Steal The Road

MIA, P3? WTF.

Kjell Wooding | 2007-07-24

I was leafing through my morning feeds, when I came across this item:

The Alberta government is moving ahead with the construction of the North Edmonton Ring Road from Yellowhead Trail on the west side of Edmonton to the Manning Drive Freeway using a made-in-Alberta public-private partnership (P3) model.

It was enough to set my teeth on edge—two of my most loathed pieces of political jargobabble, together in one sentence.

Made-in-Alberta

Made-in-Alberta—politically, who could argue with a phrase like that? The argument almost makes itself: Alberta can come up with a solution that is better than all those crappy solutions elsewhere. But seriously, is building a road really the kind of thing we need to eschew the rest of the world’s wisdom for, in order to champion our own, made-in-Alberta solution? Are we really going to arrive at a way to build a road that is that much better that it justifies the time spent developing the process in the first place?

I have a better idea. Let’s use a not-invented-here approach. Let’s scour the world for a few minutes and determine who is best at road projects—long-lasting, cost-efficient roads solutions with minimal traffic disruption—and do what they do. Steal the best ideas. Learn from others’ mistakes. Now those are made-in-Alberta approaches I could get behind.

Public-private partnership

Public-private partnership is even worse. Let us review for a minute, the goals of the public and private sectors, respectively.

Thus a public-private partnership makes perfect sense—if you’re a shareholder. It’s a terrible idea if you’re a taxpayer. Before you mischaracterize me as some kind of Liberal, note that I’m not somehow knocking putting a job out to tender. I’m talking about the magical P3 wand that makes things infinitely better. Case in point:

Using the P3 process, the road will be constructed at a fixed price, finished two years earlier than through conventional delivery, and include a 30-year warranty.
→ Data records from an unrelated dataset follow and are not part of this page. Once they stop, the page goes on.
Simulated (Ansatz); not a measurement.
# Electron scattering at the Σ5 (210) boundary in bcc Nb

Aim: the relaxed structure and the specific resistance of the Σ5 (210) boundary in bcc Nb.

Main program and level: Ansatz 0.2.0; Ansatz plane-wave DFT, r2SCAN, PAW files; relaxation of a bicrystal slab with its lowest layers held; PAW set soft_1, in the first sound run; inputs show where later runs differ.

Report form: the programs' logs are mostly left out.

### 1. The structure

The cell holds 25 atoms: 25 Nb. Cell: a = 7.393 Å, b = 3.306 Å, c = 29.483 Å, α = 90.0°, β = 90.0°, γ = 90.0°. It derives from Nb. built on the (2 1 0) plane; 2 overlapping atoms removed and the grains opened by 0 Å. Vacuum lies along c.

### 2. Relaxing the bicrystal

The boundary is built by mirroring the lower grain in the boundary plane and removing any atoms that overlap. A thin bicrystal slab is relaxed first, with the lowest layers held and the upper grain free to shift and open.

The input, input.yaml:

Notice there is no mention of a low price—merely a fixed one. Who fixed the price? Furthermore, what kind of “conventional delivery” are they talking about here? Is there some kind of strange capitalism going on in Edmonton that makes it worth a company’s while to keep workers on the job for an extra two years? Is there a construction company in existence that’s going to be around 28 years from now to service a warranty?

Of course not. There’s no magical process required here. Just tender the damn road. It’s not made-in-Alberta, but it’s not rocket science, either.